Anssi Vnajo, Nokia's new head of Nokia Mobile Solution issued a battle cry. As seems to be usual with Nokia, it's a rather confusing one. Is Nokia going the Symbian or the MeeGo path? My take, is that it's going both ways. Symbian for the smartphone, MeeGo for the mobile computing. The confusion is that both platforms might actually be the same hardware. This leave both Symbian and MeeGo (and Meamo) advocates unhappy.
The closing of Symbian-Guru and World of Nokia blogs, as well as Randel Arnold's open letter to Ansii Vnajo, echo this sentiment. Nitish Kumar and Richard Bloor try to provide some perspective for a developer and end user point of view, respectively.
There were claims that Nokia will, or should, go to Android as it's next system, this would, supposedly, save Nokia seemingly failing stock. This will also save Nokia from a fate similar to that of the Kin. One of the reasons for the failure of Kin, was application market was focused on Apple and Android.
While not technically impossible, this would be a silly move. Why should Nokia willingly put itself in a position which leaves it in the same level as Samsung, HTC and Motorola, and with a dependency on Google (and maybe Microsoft)?
Having two operating systems seems to make sense. Symbian requires lower resources and works better on smaller screens and non-touch devices. The "no nonsense" approach appeals both to the RIM and Apple users who want to get things done in a cost efficient and clear cut way. Those things include long battery life, voice calls, messaging and the occasional web access and snapshot. MeeGo will satisfy the power hungry, always connected crowd, which include the more geeky iPhone and Android users.
I have mentioned the iPhone twice in the previous paragraph, because I believe apple is trying to cater to both users with one operating system. It does it rather well, but with a price tag attached. Symbian allows Nokia to undercut apple in this area. I have not mentioned Microsoft. This is because until Windows Phone 7 will appear on the market, I don't think anyone can really make any reasonable predictions on what impact it will have.

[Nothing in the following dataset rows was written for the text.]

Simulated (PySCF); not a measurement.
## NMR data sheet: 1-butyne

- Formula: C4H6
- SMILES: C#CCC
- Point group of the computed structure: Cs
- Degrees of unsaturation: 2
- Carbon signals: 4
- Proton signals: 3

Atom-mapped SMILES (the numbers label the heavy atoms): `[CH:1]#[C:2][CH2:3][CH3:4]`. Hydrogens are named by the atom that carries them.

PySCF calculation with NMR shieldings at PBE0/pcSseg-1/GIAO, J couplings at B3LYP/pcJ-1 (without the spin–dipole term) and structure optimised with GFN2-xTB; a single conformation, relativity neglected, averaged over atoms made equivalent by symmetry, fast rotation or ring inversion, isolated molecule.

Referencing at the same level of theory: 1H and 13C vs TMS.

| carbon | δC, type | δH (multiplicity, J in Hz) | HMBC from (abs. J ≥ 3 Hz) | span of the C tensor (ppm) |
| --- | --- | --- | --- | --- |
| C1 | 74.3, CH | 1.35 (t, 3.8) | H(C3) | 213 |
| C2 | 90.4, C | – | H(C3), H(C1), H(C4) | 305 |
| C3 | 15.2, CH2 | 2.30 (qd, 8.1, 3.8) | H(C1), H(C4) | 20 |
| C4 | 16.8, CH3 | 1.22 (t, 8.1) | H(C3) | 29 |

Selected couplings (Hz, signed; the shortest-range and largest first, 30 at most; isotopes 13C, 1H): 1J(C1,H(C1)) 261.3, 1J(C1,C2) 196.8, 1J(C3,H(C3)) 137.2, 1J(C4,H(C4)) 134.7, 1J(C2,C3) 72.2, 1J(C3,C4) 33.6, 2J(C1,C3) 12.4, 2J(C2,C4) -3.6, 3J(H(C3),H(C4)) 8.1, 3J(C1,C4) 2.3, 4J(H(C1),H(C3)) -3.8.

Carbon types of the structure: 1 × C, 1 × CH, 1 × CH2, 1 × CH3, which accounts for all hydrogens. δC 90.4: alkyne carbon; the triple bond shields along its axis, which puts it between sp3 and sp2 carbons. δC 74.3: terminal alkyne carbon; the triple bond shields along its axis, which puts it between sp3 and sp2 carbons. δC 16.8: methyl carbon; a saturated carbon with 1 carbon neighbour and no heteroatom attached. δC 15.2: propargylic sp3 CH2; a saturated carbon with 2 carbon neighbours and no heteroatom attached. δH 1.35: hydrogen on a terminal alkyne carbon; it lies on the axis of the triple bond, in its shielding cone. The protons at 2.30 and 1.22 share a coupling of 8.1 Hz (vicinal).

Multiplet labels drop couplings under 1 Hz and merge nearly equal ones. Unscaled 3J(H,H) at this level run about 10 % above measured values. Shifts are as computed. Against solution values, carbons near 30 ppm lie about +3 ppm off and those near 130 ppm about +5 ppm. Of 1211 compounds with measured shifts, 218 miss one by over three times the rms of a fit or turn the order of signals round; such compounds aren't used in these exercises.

where I see Nokia really failing is in it's PR. I don't expect it to create a Jobsian realty distortion field or a Googly cool factor, but it can generate a more cohesive forward looking attitude. I have the feeling that Nokia is currently aiming more toward Africa and Asia, with Europe in second place and the US on the third. This might even be a good strategy, but even if it is, it should be more open about it.
The failure in the US has it's root core in the same failure of the Google Nexus One. The carriers are too powerful. Nokia could have caved to the carriers or tried to win the heart of the pundits. It has done neither. This makes me think that Nokia is trying to bypass the US market altogether, looking more into emerging markets.
I only wish Nokia will make it's strategy more public.